One time, when some foolish people were out on the Heath, and first Ellie-May, and then her Mother (Erinmoor Pax, a/ka Tara, RIP), ran back from a concealed dog when I was showing a Lady Keeper how Munsters worked, Max went forward and I found him with a neck grip on an errant, uncollared, untrained Rottweiler. Obviously, Max released the other dog on my command – Max feared nothing, except losing me.
Some 3 years ago, I was delighted to be asked if a lady with a pretty Munster bitch could use Max as stud dog. The litter was something special and I had the pick of the litter – Ironlake Mystic by Erinmoor, a/k/a Tally. Ellie-May took on the role as foster mother, until Tally’s first season, when she became jealous of the attentions Max was paying to his daughter. Nevertheless, I found a way around that (I was raised since babyhood with dogs), and we eventually had a happy family. When Tally went AWOL on her first shoot, it was Max who (6 hours later) found his daughter.
Earlier this year, I moved from the home I loved (and where Max was born, by the front door) for personal reasons. After a spell in kennels with his sister and daughter, whilst I organised a new home, Max and the girls moved in; but sometimes Max looked at me and his eyes would say, "OK, Dad, when are we really going home?" But eventually, the new mess became home to Max and Ellie-May and Tally, and me.

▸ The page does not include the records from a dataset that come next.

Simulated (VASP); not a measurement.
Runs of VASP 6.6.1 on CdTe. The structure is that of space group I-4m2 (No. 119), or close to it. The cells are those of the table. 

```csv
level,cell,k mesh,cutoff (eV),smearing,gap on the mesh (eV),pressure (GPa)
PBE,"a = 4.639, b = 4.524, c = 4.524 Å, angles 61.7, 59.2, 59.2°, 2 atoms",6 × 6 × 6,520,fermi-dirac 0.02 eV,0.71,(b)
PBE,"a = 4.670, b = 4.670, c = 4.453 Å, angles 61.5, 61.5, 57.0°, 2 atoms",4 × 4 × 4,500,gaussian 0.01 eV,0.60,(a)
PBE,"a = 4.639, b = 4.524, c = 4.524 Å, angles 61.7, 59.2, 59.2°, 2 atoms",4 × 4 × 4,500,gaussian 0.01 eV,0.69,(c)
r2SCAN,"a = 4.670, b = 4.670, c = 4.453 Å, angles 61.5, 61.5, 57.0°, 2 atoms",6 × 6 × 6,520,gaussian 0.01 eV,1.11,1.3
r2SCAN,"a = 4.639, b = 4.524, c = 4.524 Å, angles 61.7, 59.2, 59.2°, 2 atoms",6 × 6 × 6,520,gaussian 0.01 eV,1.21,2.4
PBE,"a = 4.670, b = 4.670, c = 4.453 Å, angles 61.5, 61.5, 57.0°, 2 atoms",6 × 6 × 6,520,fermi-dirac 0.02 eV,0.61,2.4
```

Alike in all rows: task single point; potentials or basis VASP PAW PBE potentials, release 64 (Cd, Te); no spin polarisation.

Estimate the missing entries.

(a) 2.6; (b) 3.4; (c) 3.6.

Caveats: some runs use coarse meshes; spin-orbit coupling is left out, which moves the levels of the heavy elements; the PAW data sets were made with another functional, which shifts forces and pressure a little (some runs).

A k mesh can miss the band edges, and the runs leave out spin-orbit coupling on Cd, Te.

Today, before I went out shopping, I took all three dogs for a brief constitutional by the nearby canal. All seemed well, until I saw that Max had slipped and fallen on the wet towpath. He valiantly tried to get up, and collapsed again. I rushed to him, and raised him – but that heart problem had beaten me. Max died in my arms.
Everything else is irrelevant. All I would add is, if people were half as good as dogs, this would be a far better world, and, Max, you will always be loved – but now it is time for Maura to cuddle you, and for you to take care up there. See you in a while, my Best Friend, but only God knows when.